Let’s Not Have a Party—Let’s Have a Melee!

Imagine you got really lazy about planning your oldest son’s 11th birthday party and two weeks before the date, you realized that you had to GET ON THAT, STAT?! I imagine that being the smart person that you are, you would probably decide to invite a class of 26 students into your home in mid-October—a day that could be gorgeous or could be rainy—and you would plan activities like dodgeball, because WHAT COULD GO WRONG WITH THAT?

Well, YOU might not do that, but clearly *I* would.

I bought a bunch of small rubber balls and Alex picked the dog up and put her away so she wouldn’t steal all the Oreos and that’s what we did.

Cassidy was mightily put out.

The dog was all, “But I WANT Oreos!”

I would like to report that only one head injury was sustained.

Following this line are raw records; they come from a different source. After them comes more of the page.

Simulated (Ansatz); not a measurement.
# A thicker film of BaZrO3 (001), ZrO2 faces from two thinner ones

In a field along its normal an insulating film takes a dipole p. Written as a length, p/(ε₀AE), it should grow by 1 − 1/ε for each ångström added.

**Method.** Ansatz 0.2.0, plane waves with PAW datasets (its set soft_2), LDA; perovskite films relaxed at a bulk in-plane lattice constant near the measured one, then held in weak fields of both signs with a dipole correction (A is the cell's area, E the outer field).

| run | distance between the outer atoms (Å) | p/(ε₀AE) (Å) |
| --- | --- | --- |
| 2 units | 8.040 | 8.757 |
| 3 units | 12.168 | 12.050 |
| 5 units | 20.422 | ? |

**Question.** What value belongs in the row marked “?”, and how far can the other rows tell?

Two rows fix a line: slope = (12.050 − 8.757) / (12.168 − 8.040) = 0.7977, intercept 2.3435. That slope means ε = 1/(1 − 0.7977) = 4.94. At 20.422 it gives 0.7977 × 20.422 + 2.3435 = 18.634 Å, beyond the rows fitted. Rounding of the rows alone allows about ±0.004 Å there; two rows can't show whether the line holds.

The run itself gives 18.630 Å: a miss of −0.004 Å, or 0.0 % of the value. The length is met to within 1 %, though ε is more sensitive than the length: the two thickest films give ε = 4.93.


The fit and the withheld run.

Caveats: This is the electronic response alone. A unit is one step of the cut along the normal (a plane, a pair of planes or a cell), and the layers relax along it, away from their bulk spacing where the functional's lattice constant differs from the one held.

That didn’t happen during dodgeball though. The head injury happened during the full-fledged melee that occurred when said class (about 15, plus my three, came) discovered our cache of Nerf weapons and assorted short swords. It was honestly like nothing I’d ever seen before. It was kind of like that scene at the very beginning of Fellowship of the Rings that explains about the Rings of Power and how that one ring ruled them all, except instead of Sauron and that king who didn’t want to throw the ring away, you had Sam and a bunch of his little cohorts fighting over nothing.

It was AWESOME.

Warrior Sam

I actually took this photo much later in the day, shortly after the kids found the costume chest.

After the head injury (he’s okay), I wanted to calm the party guests down, so I put down a little line of cones, divided them into two teams and started up a few rounds of dodgeball. As you do.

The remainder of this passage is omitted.